All of this is a huge positive to cloud oriented architectures. When you design for the cloud, you want to focus on a few key things:
  • Software fluidity - The ability of the software to run cleanly in a dynamic infrastructure, where the server, switch port, storage and possibly even the IP address changes day by day or minute by minute.

  • Software optimization - Because using a cloud service costs money, whether billed by the CPU hour, the transaction or the number of servers used, you want to be sure you are getting your money's worth when leveraging the cloud. That means both optimizing the execution profile of your software, and the use of external cloud services by the same software.

  • Scalability - This is well established, but clearly your software must be able to scale to your needs. Ideally, it should scale infinitely, especially in environments with highly unpredictable usage volume (such as the Internet).

Achieving any of these in an environment where your network bandwidth is constricting your options is nearly impossible.
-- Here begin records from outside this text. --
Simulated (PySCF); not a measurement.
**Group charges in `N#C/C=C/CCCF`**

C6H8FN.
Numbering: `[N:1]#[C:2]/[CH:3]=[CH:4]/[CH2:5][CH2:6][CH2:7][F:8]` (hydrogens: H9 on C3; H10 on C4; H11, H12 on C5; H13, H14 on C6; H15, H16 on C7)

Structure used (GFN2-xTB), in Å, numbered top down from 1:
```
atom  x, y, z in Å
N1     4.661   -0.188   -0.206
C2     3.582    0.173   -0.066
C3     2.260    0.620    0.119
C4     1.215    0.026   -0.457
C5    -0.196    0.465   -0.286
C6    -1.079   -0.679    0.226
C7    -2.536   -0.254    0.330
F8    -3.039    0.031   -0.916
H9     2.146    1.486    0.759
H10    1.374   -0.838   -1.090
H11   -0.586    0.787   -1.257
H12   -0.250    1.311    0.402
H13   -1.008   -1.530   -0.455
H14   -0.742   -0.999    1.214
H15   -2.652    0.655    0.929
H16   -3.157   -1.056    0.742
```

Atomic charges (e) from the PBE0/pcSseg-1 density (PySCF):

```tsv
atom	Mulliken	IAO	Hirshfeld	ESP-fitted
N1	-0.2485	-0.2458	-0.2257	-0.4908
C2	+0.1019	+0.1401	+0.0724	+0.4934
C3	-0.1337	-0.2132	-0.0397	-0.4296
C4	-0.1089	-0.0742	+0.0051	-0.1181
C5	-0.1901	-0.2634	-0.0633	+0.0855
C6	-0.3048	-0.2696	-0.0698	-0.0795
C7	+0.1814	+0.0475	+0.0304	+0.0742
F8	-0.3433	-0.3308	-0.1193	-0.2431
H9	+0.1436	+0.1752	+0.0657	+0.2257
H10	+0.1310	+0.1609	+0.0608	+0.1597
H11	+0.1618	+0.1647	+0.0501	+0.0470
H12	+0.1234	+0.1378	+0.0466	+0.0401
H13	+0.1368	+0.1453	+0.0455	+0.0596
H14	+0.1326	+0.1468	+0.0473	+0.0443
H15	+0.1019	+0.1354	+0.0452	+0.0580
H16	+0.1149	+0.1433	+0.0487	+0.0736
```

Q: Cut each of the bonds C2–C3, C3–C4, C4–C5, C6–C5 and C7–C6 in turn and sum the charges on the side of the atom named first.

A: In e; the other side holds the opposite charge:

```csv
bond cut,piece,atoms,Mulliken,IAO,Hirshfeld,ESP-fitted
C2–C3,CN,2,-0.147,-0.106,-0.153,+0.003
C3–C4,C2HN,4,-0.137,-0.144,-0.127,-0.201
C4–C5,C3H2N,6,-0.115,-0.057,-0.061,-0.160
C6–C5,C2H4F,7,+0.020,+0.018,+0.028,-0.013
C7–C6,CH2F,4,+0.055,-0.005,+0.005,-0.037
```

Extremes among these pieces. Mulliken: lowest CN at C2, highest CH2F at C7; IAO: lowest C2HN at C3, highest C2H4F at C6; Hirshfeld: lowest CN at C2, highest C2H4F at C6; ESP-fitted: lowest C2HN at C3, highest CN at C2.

Oh, and one more thing. The network is the first element of your data center that sees load, failure and service level compliance. Think about it--without the eyes of the network, all of your other data center elements become black boxes (though often physically with those annoying beeps and little blinking orange lights). What are the nerves in the data center nervous system? Network cables, I would say.

Today I saw two really good posts about possible network trends driven by the cloud, and how Cisco's new workhorse leverages "virtualized" bandwidth and opens the door to commodity cloud capacity. The first is a post by Douglas Gourlay of Cisco, which simply looks at the trends that got us to where we are today, and further trends that will grease the skids for commodity clouds. I am especially interested in the following observations:
"8) IP Addressing will move to IPv6 or have IPv4 RFCs standardized that allow for a global address device/VM ID within the addressing space and a location/provider sensitive ID that will allow for workload to be moved from one provider to another without changing the client’s host stack or known IP address ‘in flight’. Here’s an example from my friend Dino.

9) This will allow workload portability between Enterprise Clouds and Service Provider Clouds.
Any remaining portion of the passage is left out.